I've been trying to fit a system of differential equations to some data I have and there are 18 parameters to fit, however ideally some of these parameters should be zero/go to zero. While googling this one thing I came across was building DE layers into neural networks, and I have found a few Github repos with Julia code examples, however I am new to both Julia and Neural ODEs. In particular, I have been modifying the code from this example:
https://computationalmindset.com/en/neural-networks/experiments-with-neural-odes-in-julia.html
Differences: I have a system of 3 DEs, not 2, I have 18 parameters, and I import two CSVs with data to fit that instead of generate a toy dataset to fit.
My dilemma: while goolging I came across LASSO/L1 regularization and hope that by adding an L1 penalty to the cost function, that I can "zero out" some of the parameters. The problem is I don't understand how to modify the cost function to incorporate it. My loss function right now is just
function loss_func()
pred = net()
sum(abs2, truth[1] .- pred[1,:]) +
sum(abs2, truth[2] .- pred[2,:]) +
sum(abs2, truth[3] .- pred[3,:])
end
but I would like to incorporate the L1 penalty into this. For L1 regression, I came across the equation for the cost function: J′(θ;X,y) = J(θ;X,y)+aΩ(θ)
, where "where θ
denotes the trainable parameters, X
the input... y
[the] target labels. a
is a hyperparameter that weights the contribution of the norm penalty" and for L1 regularization, the penalty is Ω(θ) = ∣∣w∣∣ = ∑∣w∣
(source: https://theaisummer.com/regularization/). I understand the first-term on the RHS is the loss J(θ;X,y)
and is what I already have, that a
is a hyperparameter that I choose and could be 0.001, 0.1, 1, 100000000, etc., and that the L1 penalty is the sum of the absolute value of the parameters. What I don't understand is how I add the a∑∣w∣
term to my current function - I want to edit it to be something like so:
function cost_func(lambda)
pred = net()
penalty(lambda) = lambda * (sum(abs(param[1])) +
sum(abs(param[2])) +
sum(abs(param[3]))
)
sum(abs2, truth[1] .- pred[1,:]) +
sum(abs2, truth[2] .- pred[2,:]) +
sum(abs2, truth[3] .- pred[3,:]) +
penalty(lambda)
end
where param[1], param[2], param[3]
refers to the parameters for DEs u[1], u[2], u[3]
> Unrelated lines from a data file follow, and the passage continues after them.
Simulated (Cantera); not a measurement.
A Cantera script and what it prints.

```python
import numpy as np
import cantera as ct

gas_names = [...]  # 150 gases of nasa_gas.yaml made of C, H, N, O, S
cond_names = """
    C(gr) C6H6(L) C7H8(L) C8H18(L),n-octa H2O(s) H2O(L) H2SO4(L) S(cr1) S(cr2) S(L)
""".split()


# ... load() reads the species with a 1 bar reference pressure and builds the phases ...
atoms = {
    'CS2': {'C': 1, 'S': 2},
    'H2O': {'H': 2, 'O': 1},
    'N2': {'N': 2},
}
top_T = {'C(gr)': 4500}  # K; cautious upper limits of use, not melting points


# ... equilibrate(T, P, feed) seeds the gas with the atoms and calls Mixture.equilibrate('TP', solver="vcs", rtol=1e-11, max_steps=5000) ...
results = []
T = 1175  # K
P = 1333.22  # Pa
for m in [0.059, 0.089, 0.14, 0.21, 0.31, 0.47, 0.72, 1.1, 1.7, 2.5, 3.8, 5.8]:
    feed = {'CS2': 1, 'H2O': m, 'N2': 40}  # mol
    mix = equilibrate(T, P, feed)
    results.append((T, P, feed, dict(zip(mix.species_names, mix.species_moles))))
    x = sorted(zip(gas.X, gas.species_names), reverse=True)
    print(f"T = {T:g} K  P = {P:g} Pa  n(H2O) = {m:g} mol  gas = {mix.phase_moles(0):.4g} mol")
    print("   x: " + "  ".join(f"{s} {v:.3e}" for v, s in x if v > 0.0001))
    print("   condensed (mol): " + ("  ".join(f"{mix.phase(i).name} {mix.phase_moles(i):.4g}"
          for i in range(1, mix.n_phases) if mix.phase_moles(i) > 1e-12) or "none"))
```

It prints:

that I'm trying to learn. I don't know if this logic is correct though or the proper way to implement it, and also I don't know how/where I would access the learned parameters. I suspect that the answer may lie somewhere in this chunk of code
callback_func = function ()
loss_value = loss_func()
println("Loss: ", loss_value)
end
fparams = Flux.params(p)
Flux.train!(loss_func, fparams, data, optimizer, cb = callback_func);
but I don't know for certain or even how to use it, if it were the answer.